The myths and reality behind the state of Israel and the Israeli-Palestinian conflict—from “the most eloquent writer on Palestinian history” (New Statesman)
In this groundbreaking book, published on the fiftieth anniversary of the Occupation, the outspoken Israeli historian Ilan Pappe examines the most contested ideas concerning the origins and identity of the contemporary state of Israel.
The “ten myths” that Pappe explores—repeated endlessly in the media, enforced by the military, accepted without question by the world’s governments—reinforce the regional status quo. He explores the claim that Palestine was an empty land at the time of the Balfour Declaration, as well as the formation of Zionism and its role in the early decades of nation-building. He asks whether the Palestinians voluntarily left their homeland in 1948 and whether June 1967 was a war of “no choice.” Turning to the myths surrounding the failures of the Camp David Accords and the official reasons for the attacks on Gaza, Pappe explains why the two-state solution is no longer viable.

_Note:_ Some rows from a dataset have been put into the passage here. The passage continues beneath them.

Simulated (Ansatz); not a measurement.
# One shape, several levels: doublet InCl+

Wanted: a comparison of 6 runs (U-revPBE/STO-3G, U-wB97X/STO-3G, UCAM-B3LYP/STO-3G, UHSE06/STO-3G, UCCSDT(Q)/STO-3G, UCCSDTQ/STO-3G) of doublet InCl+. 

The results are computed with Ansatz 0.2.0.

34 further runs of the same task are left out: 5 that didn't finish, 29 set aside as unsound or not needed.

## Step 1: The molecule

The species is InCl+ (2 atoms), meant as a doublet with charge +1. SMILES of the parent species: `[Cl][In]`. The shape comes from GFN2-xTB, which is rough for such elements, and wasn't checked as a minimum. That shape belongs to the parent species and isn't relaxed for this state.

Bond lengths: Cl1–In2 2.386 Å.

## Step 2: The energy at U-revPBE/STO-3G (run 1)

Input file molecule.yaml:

"Ilan Pappe is Israel’s bravest, most principled, most incisive historian." John Pilger
"One of the most prominent Israeli political dissidents living in exile … He is also one of the few Israeli students of the conflict who write about the Palestinian side with real knowledge and empathy."
About the author
Ilan Pappe was born and raised in Israel. Pappe is an Israeli historian and social activist having done his PhD at Oxford University. He is a professor with the College of Social Sciences and International Studies at the University of Exeter, director of the university's European Centre for Palestine Studies, and co-director of the Exeter Centre for Ethno-Political Studies.